- - Monday, October 27, 2014

It isn’t easy to be a weather alarmist these days. The weather just won’t pay attention to the learned professors. Really destructive hurricanes haven’t disturbed the Atlantic or Gulf coasts in nine years. Temperatures nationwide have been, when unusual, on the cool side. Temperature readings gathered by satellite show the Earth’s surface temperatures have leveled off since 1998. It wasn’t supposed to be that way. What’s the Intergovernmental Panel on Climate Change, the United Nations group that insists the sky is falling, going to say in its synthesis report on Thursday?

The case against carbon dioxide — the stuff we breathe out and plants breathe in — has never been weaker. The climate doom criers insist that CO2, as a “greenhouse gas,” causes planetary temperatures to rise. According to the measurements of the National Oceanic and Atmospheric Administration, global average carbon dioxide levels are currently higher than ever, up 8 percent since 1998. So why have we been in a “pause” in global warming for the past two decades if CO2 and temperatures are directly linked?

In a study published last month in the journal “Climate Dynamics,” scientists Judith Curry and Nicholas Lewis show how the currently fashionable climate simulations get it wrong. A doubling of atmospheric carbon dioxide has much less effect than alarmists suggest. Other studies published in the journals “Nature Geoscience” and “Earth System Dynamics” have arrived at similar conclusions.

The science is anything but settled, but you won’t hear any doubt from the ideologues at the Environmental Protection Agency. They’re poised to crack down on coal-powered power plants after the elections through a “clean power” plan that cracks down on “carbon pollution.” The EPA’s scheme will drive up the cost of electricity by billions of dollars per year. Other carbon-dioxide restrictions threaten recent advances in extracting oil and gas from shale rock formations that have sparked an unprecedented domestic energy boom. According to the EPA, the health effects of carbon dioxide include “rising global temperatures, rising sea level, changes in weather and precipitation patterns, [and] changes in ecosystems, habitats and species diversity.”

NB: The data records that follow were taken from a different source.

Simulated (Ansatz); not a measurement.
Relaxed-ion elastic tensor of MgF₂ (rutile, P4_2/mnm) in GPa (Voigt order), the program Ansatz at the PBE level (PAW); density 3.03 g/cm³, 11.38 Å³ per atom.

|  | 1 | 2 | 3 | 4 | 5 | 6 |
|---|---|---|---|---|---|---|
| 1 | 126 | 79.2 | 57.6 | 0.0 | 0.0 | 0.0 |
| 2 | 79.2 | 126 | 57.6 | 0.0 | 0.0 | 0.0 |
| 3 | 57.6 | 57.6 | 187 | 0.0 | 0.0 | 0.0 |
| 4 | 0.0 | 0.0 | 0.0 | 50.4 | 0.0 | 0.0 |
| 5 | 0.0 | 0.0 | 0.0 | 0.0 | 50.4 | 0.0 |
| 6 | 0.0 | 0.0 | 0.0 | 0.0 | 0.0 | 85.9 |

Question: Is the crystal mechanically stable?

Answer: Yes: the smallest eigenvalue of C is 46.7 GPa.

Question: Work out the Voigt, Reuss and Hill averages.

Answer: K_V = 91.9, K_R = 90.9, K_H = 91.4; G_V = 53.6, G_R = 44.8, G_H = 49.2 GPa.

Just as temperatures aren’t rising, neither is the level of the sea. Weather changes, of course. It wouldn’t be weather if it didn’t. No weatherman in history got all his predictions right all the time. The Farmer’s Almanac, which predates the rise of carbon dioxide, gets its predictions right only about half the time. That’s a track record of accuracy that the Intergovernmental Panel on Climate Change can only wish it had.